Gary Oldman’s son has written an impassioned letter defending his father after accusations of domestic violence resurfaced following his Oscar win.
Gulliver Oldman published the letter after Gary won best actor for playing Winston Churchill in Darkest Hour.
Ex-wife Donya Fiorentino, who accused him during their divorce in 2001, said the Oscars had rewarded “an abuser”.
The actor has always denied abuse, and his son said: “There is only innocence. There never has been any guilt.”
During their divorce proceedings, Fiorentino accused Gary Oldman of hitting her repeatedly with a phone receiver when she tried to call the police.
Gulliver was four at the time. After they split, a court awarded the actor sole custody of Gulliver and his younger brother Charlie.
In his letter, Gulliver wrote: “I was there at the time of the ‘incident,’ so I’d like to make this radiantly clear: it didn’t happen. Anyone who says it did is lying.”

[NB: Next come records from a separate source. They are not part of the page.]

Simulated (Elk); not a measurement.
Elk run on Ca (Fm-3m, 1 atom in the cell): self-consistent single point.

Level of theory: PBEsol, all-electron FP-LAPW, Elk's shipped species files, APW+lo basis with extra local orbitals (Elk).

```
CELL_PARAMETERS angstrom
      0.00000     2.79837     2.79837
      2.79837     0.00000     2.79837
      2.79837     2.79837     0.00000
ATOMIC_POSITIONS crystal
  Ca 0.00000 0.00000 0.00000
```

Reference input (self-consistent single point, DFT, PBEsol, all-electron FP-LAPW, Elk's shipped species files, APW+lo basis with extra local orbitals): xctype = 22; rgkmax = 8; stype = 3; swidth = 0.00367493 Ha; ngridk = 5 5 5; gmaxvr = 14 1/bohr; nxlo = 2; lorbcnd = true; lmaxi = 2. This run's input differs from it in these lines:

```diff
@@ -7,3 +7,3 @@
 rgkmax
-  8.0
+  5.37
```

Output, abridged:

He said it had been “troubling and painful” to see the “false allegations” dredged up all these years on.
“Custody of children is not given to a wife beater, and under most circumstances, hardly ever a man,” he wrote. “My having lived, full time with my father should be in itself, proof enough.”
He described his father as “my one and true guiding light” and “my only hero”, and said he stopped talking to his mother seven years ago, when he was 13.
Gulliver also described his father as “a wonderfully kind man, gifted beyond belief, a man who wouldn’t trade anything for the love and happiness of his family”.
He added: “This torment should have ended 16 years ago. In such a momentous year for his career, my father should finally be able to enjoy himself. I hope that we can please make that a possibility.
“The only way to achieve that is to stop repeating, stop sharing, and stop believing the lies.”
After the Oscars, Fiorentino sarcastically congratulated her ex-husband and the Academy, and told TMZ: “I thought we had evolved. What happened to the #MeToo movement?”
Oldman’s representative Doug Urbanski responded in a written statement to the BBC, saying: “Gary was completely cleared of those allegations in 2001… and there were results and consequences.”
He added that the Time’s Up and Me Too movements were “critical and long overdue”, but said it was “unfortunate” that Fiorentino was using them “as convenient cover to further a personal vendetta”.